Hacked Off would like your comments on its draft Leveson Bill. Read all about it at this post on Inforrm. Comments by 15 February 2013. It would be wonderful to see more of this type of engagement on the part of civil society organisations.
Matthias Kettemann, ‘The UN Human Rights Council Resolution on Human Rights on the Internet: Boost or Bust for Online Human Rights Protection‘  Human Security Perspectives 145. A short, well-referenced and very exacting comment on the ‘La Rue Report’ and associated documents on human rights and the Internet.
Timothy Zick, The Cosmopolitan First Amendment: Protecting Transborder Expressive and Religious Liberties. The first two chapters of this new book (forthcoming, Cambridge University Press) are available for download from SSRN. Zick’s first book on speech and place is one of the most important contributions to the field of First Amendment studies of recent years; it was very useful when I wrote about similar issues in a European context and I read it with great interest. So this new book is something to look forward to.
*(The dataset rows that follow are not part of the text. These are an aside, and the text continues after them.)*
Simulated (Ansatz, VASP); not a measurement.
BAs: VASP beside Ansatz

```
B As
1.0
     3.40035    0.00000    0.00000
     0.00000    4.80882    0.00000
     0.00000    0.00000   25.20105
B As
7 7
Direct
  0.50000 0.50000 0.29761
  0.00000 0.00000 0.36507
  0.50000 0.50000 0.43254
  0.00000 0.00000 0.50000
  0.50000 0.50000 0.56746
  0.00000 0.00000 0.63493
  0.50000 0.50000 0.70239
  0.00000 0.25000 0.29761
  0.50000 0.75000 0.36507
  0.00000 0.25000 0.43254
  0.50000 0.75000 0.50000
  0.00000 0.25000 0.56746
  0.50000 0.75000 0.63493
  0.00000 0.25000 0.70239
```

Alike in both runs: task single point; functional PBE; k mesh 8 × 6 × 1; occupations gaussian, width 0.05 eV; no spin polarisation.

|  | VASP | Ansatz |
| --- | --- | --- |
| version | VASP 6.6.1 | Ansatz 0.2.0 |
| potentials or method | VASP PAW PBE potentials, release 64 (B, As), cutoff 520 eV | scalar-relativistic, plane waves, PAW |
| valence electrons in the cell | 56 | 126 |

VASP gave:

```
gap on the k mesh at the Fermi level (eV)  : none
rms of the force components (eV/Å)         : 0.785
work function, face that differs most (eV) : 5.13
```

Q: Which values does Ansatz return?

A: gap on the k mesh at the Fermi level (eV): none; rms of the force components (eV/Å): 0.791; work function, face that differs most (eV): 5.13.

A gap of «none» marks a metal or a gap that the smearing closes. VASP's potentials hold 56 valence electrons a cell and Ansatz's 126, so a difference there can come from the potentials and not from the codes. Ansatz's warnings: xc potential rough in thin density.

Lorna Woods, ‘Beyond Murphy, Films and Football: Audiovisual Content in Europe’ (2012) 4 Journal of Media Law 189 (£). A copyright-focused discussion sparked by the Murphy (Greek decoder cards in UK pubs) decision and its consequences, with a particularly interesting section on competition and video-on-demand (which is the theme of this week’s post, it seems).
News, blog posts, etc
John Tate, ‘Ensuring prominence for public service content as media converges‘ (About the BBC Blog 17 January 2013). A BBC report on ‘due prominence’ for public service media, on its way to Government but already the subject of interesting debate. A key issue is dealing with alternative forms of distribution (e.g. video-on-demand) and the future-facing yet very 90s issue of ‘portals’ – specifically, how to apply the type of regulation currently used, i.e. a ‘good’ slot on an electronic programme guide or EPG. (When I was speaking about minority-language broadcasting in the UK recently, I was intrigued to see how a debate arose in relation to a point I had just mentioned, which was geographically-limited EPG prominence for Gaelic and Welsh broadcasters; some saw this as significant but others very much deemed it a legacy issue).
Eleonora Rosati, ‘The (low) cost of balancing broadcasting rights with the public interest‘ (IPKat 22 January 2013). A note on the Court of Justice decision in Sky v ORD C-283/11. The case is a human rights challenge to the ‘short extracts’ provision of EU broadcasting law, added in the beloved Audiovisual Media Services Directive in 2007, and now consolidated as article 15 of Directive 2010/13. The rights cited by Sky (for that is who challenged the provision – and it was clearly the principle rather than any specific problem in the Austrian implementation or the specific incident) were property rights (EUCFR and ECHR) and the freedom to conduct a business (EUCFR). However, the Court of Justice comes down pretty firmly in favour of the Directive.
Dirk Voorhoof & Inger Høedt-Rasmussen, ‘Copyright vs Freedom of Expression Judgment‘ (ECHR Blog 22 January 2013). Another case note – this time with the added significance of being about a decision not currently available in English. The decision raises a number of issues on which the Court’s view has been awaited for some time, particularly the relationship between copyright and article 10 ECHR. However, as the note points out, it is also important in terms of new technology more generally and the long-running issue on the status of commercial speech.
Fred Campbell, ‘What Does Netflix’s Decision to Block Internet Content Tell Us About Internet Policy?‘ (Technology Liberation Front 23 January 2013). This is a link-rich update on a story that has developed during the week, on Netflix and how it is managing/negotiating peering. While I’m not completely convinced by the author’s framing of the issue along the lines of his long-established opposition to net neutrality rules, the issue is a serious one – and how it is resolved may affect the direction in which VOD goes – the Netflix ‘model’ is interesting, and is being replicated outside the US in related but different ways. (See earlier post here)
David Streitfeld, ‘Keeping the Internet Safe From Governments‘ (New York Times: Bits Blog 23 January 2013). A petition to propose the US not fund the International Telecommunications Union, in protest at its alleged attempt to regulate the Internet and suppress free speech. (One wonders how (a) withdrawing support when you don’t get your way in debate and (b) not cooperating with other states so as to ensure that telegraph, telephone, satellite and data traffic can cross borders support this cause. I’d be the first in the queue to criticise actions of intergovernmental organisations, but the demonisation of recent ITU debates is a road we have been down before, with UNESCO and other organisations; hopefully, calmer and more constructive voices will be heard soon. (On the other hand, if you think I’m wrong, then the petition is here. Speech for all).